It really is the end of summer now. In the Pagan/Wiccan calendar, Lunasagh marks the beginning of the harvest of foodstuffs to be stored and used through the fall and winter into Spring. In the old days, when icehouses stored winter ice cut out of ponds, lakes and rivers for use in the summer, people would find themselves coming to the end of their supply of ice. In truly hot, humid weather, that could become a burden.
If you pay attention to the rising and setting of the Sun and the Moon, then you will mark the Moon’s position in her relationship to the Sun through the seasons. Why bring this up? Partly because most of my life until I was an adult was spent on a farm or in farming country. I’m still conscious of the seasonal changes. The Farmer’s Almanac and the Old Farmer’s Almanac (two separate publications) have online presences as well as published print editions that give weather forecasts, tidal changes, the phases of the Moon, the planets in their various constellations, and all the other things that people who work in a ‘natural’ setting will notice more than those working indoors in an office. There is an article in my local newspaper noting that fewer and fewer people, adults and children alike, are spending time outdoors in the fresh air and sunshine for various reasons, and it does have a very real affect on their emotional state when they shut themselves up in buildings. They become more fractious, contentious and sometimes aggressive.
I love fantasy stories. Good fantasy storytelling is always something I look for. The things I’ve already mentioned – seasonal awareness, the effects of being outdoors versus indoors all the time, noticing changes in the sky in daytime and at night – are essential to making your people believable to your readers. This is what Tolkien did when he created the Universe of Middle-Earth.
I also love good science fiction. When Anne McCaffrey invented the world of PERN, she paid attention to those very things. Her people had to do so, or suffer the consequences. It’s as necessary to fantasy as it is to science fiction, both of which I grew up reading, and wondering if I could come close to telling tales that resonated with people the way the stories of J.R.R.Tolkien and C.S. Lewis and Robert Heinlein did.
If you are going to invent a Universe to populate with dragons and sea nymphs and Sea Kobolds (look that one up, it’s interesting), then I encourage you to fully understand that Universe yourselves. If you are going to write fantastical tales of Knights lost in a wilderness, find out why they are there in the first place, and then tell us what happened and how they’ll get out of this dilemma. How many will survive? What are they facing?
I have a good friend working on his first novel, trying to make it as good as he can, so my part in it is to ask him questions. What? Who? Where? When? How? Why? He will send me his chapters and I will send him mine. His is a world that is unique and has not been done before – or if it has been done, it did not last because it was not done very well by someone else and he’s found his stride in creating it.

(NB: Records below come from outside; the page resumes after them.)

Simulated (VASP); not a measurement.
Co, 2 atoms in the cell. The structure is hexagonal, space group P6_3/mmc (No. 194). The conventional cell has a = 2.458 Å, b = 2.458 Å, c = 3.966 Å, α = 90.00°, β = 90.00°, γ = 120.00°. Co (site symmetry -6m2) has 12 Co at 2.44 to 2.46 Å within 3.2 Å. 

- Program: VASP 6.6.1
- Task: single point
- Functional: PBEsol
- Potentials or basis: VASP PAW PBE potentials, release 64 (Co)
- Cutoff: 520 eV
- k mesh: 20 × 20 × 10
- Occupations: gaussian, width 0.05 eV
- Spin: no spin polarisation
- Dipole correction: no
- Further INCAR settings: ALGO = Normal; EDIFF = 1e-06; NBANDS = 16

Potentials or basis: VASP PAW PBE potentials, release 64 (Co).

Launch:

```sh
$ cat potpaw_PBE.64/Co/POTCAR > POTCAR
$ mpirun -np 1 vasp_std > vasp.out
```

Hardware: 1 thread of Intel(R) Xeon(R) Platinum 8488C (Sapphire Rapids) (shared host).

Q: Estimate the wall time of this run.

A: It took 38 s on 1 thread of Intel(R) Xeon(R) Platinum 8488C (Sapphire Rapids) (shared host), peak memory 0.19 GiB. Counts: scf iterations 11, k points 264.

I apologize for taking so long to write another post, but this is part of what happens when you do want to take your story from start to finish. Your blog posts become unintentionally sporadic. You forget to fix lunch and you drink ice tea (when it’s hot) instead of having breakfast, and find that you’ve shrunk a full dress size without trying. No harm in that. Just take your vitamins, get a ham and cheese sandwich and some grapes, and keep pecking the keys. And if you get stuck, don’t worry about it. Have something else you can turn to. And get outside in the fresh air occasionally. It will do you a world of good.